Metropolitan Aerospace Cluster committed to attracting strategic companies

With the objective of strengthening the aerospace and aeronautical sectors, the Metropolitan Aerospace Cluster was created after an initiative was presented at the Felipe Angeles International Airport (AIFA) in 2024 to promote between 7 or 8 strategic sectors, as stated by Esteban Carrera, president of the organization.
In an interview with A21, Carrera, president of the Metropolitan Aerospace Cluster explained that, in the aerospace sector, the aim is to strengthen both supply and specialized services, while in aeronautics, the focus is related to airports and maintenance.
“We are looking for companies that want to participate in aerospace, that are in other sectors, but want to join this one; it is going to be a very different cluster from the others,” he said.
Carrera explained that this cluster seeks to bring together companies that are within the sector, but also those that come from other sectors to be suppliers or create products and services.
The premise, he said, is that the companies are from the states that make up the Metropolitan Valley (Mexico City, State of Mexico and Hidalgo), but will seek to add companies from the south-southeast, that is, from the states of Puebla, Morelos, Veracruz, Tabasco and Quintana Roo.
He said that 90% of the companies that provide services to the airports are from outside the Metropolitan Zone, and only between 6% and 10% are local companies.
The president indicated that the reason why there are no companies in the Metropolitan Zone of the Valley of Mexico is because there was no public policy for these states to have that productive vocation.
He pointed out that in order to be an aerospace supplier there must be accreditations and a series of regulations that have to be met, but if the Government does not have an impact on a local public policy, it will be difficult to do this.
The directive pointed out that in the center of the country there has been no public policy or interested companies, despite having important airports such as AIFA and the Mexico City International Airport (AICM), while in other states the industry has advanced, such as Guanajuato, Queretaro, Monterrey.

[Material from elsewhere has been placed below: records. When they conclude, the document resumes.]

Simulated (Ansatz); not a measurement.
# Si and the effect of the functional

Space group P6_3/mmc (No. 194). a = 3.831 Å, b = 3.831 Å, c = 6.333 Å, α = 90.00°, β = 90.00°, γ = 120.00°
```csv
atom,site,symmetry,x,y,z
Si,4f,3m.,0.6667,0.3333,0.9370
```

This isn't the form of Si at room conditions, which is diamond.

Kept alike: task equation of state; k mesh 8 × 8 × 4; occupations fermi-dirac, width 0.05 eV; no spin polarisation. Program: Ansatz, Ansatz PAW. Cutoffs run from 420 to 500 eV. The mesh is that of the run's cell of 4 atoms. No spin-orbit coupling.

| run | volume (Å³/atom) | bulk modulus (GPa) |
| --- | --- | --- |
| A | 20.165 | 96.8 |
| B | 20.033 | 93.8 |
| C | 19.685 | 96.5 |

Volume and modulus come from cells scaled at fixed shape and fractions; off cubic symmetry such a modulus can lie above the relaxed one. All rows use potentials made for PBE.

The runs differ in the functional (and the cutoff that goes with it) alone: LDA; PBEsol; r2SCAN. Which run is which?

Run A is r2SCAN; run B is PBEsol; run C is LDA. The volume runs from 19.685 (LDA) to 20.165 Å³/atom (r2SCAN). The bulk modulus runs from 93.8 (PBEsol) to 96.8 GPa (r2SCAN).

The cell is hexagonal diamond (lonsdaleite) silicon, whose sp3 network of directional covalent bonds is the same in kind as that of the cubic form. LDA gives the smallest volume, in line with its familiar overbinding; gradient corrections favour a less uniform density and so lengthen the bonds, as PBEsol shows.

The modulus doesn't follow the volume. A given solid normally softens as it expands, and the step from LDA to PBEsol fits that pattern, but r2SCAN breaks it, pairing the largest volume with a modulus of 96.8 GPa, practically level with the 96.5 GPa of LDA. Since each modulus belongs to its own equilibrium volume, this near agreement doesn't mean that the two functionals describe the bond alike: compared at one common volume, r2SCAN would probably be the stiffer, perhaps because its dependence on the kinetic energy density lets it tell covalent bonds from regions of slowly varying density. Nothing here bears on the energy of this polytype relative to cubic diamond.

Carrera added that this is the newest cluster in the country, so it will seek to twin with other clusters, learn from their strengths and even their weaknesses, in order to be a different cluster that will enhance the growth of the sector.
“This is an industry of the future where -yes or yes- we have to participate seriously in the center of the country and in the south-southeast,” he said.
He mentioned that they, as a cluster, can contribute topics such as digitalization, maintenance, new technologies and industries of the future. “To look for what we produce in Mexico, if we make the vertical airplane, the seat of the future, the additive of the future, we have to find a product or service.”
The president of the Metropolitan Aerospace Cluster asserted that the aerospace industry in Mexico is more about manufacturing than creation, so the country has been left behind, that is why it is important to go more to creation, design, generate something made in Mexico that is used all over the world.
He mentioned that this cluster is working with Gustavo Cabrera, director of Aerospace and Space Industry of the Ministry of Economy (SE) to promote this industry in the center of the country with companies that want to join.